Let The Wookiee Win: Week 1 January 6, 2010

The following originally appeared in The Peak. It is an exploration on why Star Wars to this day makes me squeal with girlish joy. It is part one of a seven part run.

It all begins with a flash.

The way to properly shoot a lightsaber battle is not exactly the most creative aspect of Star Wars. You take two stalwart opponents or, say, sparring partners, and have them fling brightly coloured phalluses at each other in a vaguely acrobatic neo-fencing duel and pocket the billions thrown at you by young male virgins.

Visually, you add a few frames of pure white every time one of those phalluses touch, and you get that brilliant effect that has dazzled audiences for the better part of four decades. Like a photographer’s flash, it fills the room and leaves you feeling physically dazed, which is an important dismissal of defenses when presenting audiences with the supernatural.

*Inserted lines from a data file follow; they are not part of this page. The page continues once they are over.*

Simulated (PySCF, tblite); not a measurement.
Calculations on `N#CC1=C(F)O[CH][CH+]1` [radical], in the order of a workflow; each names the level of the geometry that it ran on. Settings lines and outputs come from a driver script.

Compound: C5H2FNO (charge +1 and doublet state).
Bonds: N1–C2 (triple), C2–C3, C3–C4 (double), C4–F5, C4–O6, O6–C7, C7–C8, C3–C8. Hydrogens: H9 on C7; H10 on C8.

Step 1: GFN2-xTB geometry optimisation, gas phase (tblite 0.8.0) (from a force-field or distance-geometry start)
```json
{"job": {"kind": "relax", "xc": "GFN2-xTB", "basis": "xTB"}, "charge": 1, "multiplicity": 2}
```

George Lucas was using this technique to brain-slap crowds years before Pokemon up and decided to give epileptics the finger.

I know a lot about lightsabers. I know how to make one (both where to get the amplifying crystals and how to build the housing) and I know their most revered users (Yoda, Mace Windu, and Shak Ti, to name a few).

Not only do I know the name of the technique Obi-Wan Kenobi used to make Darth Vader into a multiple amputee (“mou kei”), I know this is a predominantly Sith move, which is why that nerd to your left gasped when it happened while you were watching Revenge of the Sith (even though he knew for years what had occurred).

I also know that it’s unlikely The Holy Trilogy would have had the same global impact it did without them.

This information serves no real purpose. It won’t help me seduce a woman, provide for a family, or find gainful employment. But lightsabers are probably one of the most important parts of my life and of the lives of millions around the planet.

A long, long time ago, Robin Williams grabbed his nuts and said poets were way more important than lawyers and doctors. Though he had a lusty preoccupation with Langston Hughes and likely meant that the works of the Western canon were a touch more steeped in value than the Millennium Falcon, the Dead Poet founder was making an excellent point on the value of (dare I say it: pop) culture in a societal landscape that expects such things to be abandoned when entering adulthood.

Though I doubt he expected his students to jump up on a desk and yell “O Captain my Captain many Bothans died to bring us this information,” the sentiment applies.

It’s a worldwide flash. A single relative frame against the exorbitantly long reel of time that everyone can see, filling the room and dazzling them in a language of light and sound. Star Wars is an international handshake and an embodiment of our collective thoughts about morality, relationships, and war.

It’s as accessible to those who have no idea what a Holocron is, as it is to those who have read their share of sapphic Force erotica. If civilization collapsed tomorrow it would still be relevant: its archetypes and lessons are as universal as any Bible, plus Ewoks.

In fact, everything worth knowing, you can learn from Star Wars. And over the coming semester, I aim to prove it.